A Melbourne based writer who is a travel junkie, dedicated foodie and emerging photographer.
Layer upon layer of blackness
This was my first visit to the Owl and Cat Theatre, located at 34 Swan Street, Cremorne. We found the box office with some difficulty, located as it is down an alleyway. However, this initial confusion was quickly forgotten with a warm welcome from the staff member who had the duel role of ticket seller and bar tender.
Things were a little chaotic at the Owl and Cat as it is currently undergoing renovations. Even as we were waiting for the play to commence, shelves were being installed. Wine was served in plastic cups. 'Everything will look great in a week or two', we were told.

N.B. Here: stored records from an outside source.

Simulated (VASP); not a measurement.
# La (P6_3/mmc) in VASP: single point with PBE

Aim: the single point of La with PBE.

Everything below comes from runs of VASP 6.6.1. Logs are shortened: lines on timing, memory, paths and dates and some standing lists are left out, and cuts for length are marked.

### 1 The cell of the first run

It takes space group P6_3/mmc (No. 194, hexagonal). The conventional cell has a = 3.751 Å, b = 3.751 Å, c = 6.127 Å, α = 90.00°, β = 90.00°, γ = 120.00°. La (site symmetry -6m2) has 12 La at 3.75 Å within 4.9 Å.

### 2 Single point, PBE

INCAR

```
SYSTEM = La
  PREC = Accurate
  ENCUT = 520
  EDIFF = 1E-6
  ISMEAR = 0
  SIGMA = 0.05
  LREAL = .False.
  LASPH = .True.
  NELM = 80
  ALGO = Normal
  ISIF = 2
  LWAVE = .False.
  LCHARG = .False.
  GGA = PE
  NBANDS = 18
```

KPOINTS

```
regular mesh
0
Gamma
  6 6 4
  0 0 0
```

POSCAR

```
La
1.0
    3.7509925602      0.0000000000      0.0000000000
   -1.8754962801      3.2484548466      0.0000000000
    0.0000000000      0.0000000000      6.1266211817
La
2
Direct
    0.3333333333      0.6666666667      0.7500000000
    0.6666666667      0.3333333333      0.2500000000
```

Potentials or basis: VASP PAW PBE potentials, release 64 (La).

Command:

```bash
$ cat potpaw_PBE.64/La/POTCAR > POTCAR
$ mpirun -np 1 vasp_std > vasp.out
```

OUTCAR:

The Boys Club is playing until Saturday 23rd April
A little after the appointed starting time, we were directed to the theatre, the entrance to which was from Swan Street. When I say 'theatre', it is actually a smallish room, with three rows of seats, one row of which is elevated. I would estimate the audience at 30-35 (which would be at or close to capacity for the venue). So 'intimate' is an accurate description.
And so to the play. Playwright and artistic director Thomas Ian Doyle has previously been quoted as saying that his vision for the Owl and Cat was 'to create a place where artists strive to push the boundaries'. In The Boys' Club, Doyle not only pushes, but crashes right through boundary after boundary, creating a work that is not for the squeamish or faint hearted.
The play comes with all sorts of warnings - 'contains nudity, simulated sex scenes, violence and adult themes'. 'Offensive language' is a given. Add drug taking, death, suicide and murder to the list. If you think you can cope with all those elements, then I urge you to go and see The Boys' Club.
Doyle explains he got his inspiration for the play from a real life situation - a company near The Owl and Cat which had a warehouse party and hired a stripper for the night. When the stripper went into the warehouse, "all you could hear standing outside was the testosterone-driven roar from the boys inside", says Doyle.
The play opens with a scene straight out of this scenario - a warehouse with a very blokey environment. The youngest employee, Asher (Brayden Lewtas), has been tasked with organising the annual party. He's been given a big budget, much of which is spent on unspecified pills. One of his colleagues is horrified to hear Asher hasn't organised a stripper, apparently a standard component of these parties.
Asher (Brayden Lewtas) has the job of arranging the warehouse party
Cut to the party scene. The pills haven't necessarily agreed with the seven men. They are no longer making rational decisions, to say the least. Add to the mix a prostitute, Candy, whom Asher has somehow been able to arrange at short notice.
Cut then to a scene in which Candy is deceased, and the men are wondering what to do. Blame and recriminations are flying, cover ups proposed, suggestions of calling emergency services quickly dismissed. The decision is for them all to go home, sleep off whatever they've consumed and work it out the next day.
Gunner (Jim Gunn), the men's boss, provides questionable leadership
It may sound like I'm giving away the plot, but all this happened in perhaps the first 10 minutes of the 70 minute play.
From there, the plot commences a downhill spiral, with each man reacting differently to what they've experienced. The cover up of Candy's death leads to the need for more cover ups. With each passing minute, the play descends further and further into blackness, leading the audience to ponder just where it will all end. It feels a bit like 'Tarantino meets Lord of the Flies'.
There are delicious twists and turns throughout. For example, what initially seems like a gratuitous, shock-value sex scene becomes pivotal to another gripping scene later in the play.
The Boys' Club been well scripted and the cast is excellent. This is no surprise when you learn that the cast had significant buy-in through the writing of the play. As Doyle explains, "I cast the actors before I started writing the piece, and then wrote new scenes each week (over the course of eleven weeks). A lot of trust was required of the actors, who invested whole-heartedly in the process, they really had no idea where the story was going to go next or what their characters would do next."
Overall, this is a brave, bold, strong play. It has a cinematic quality in that there are strong and slick scene changes - that happen in complete darkness. It's well paced and compelling to watch.
Go and see it if you're up for the challenge!
Tickets are $32 ($26 concession) and are available online or at the door (if not sold out).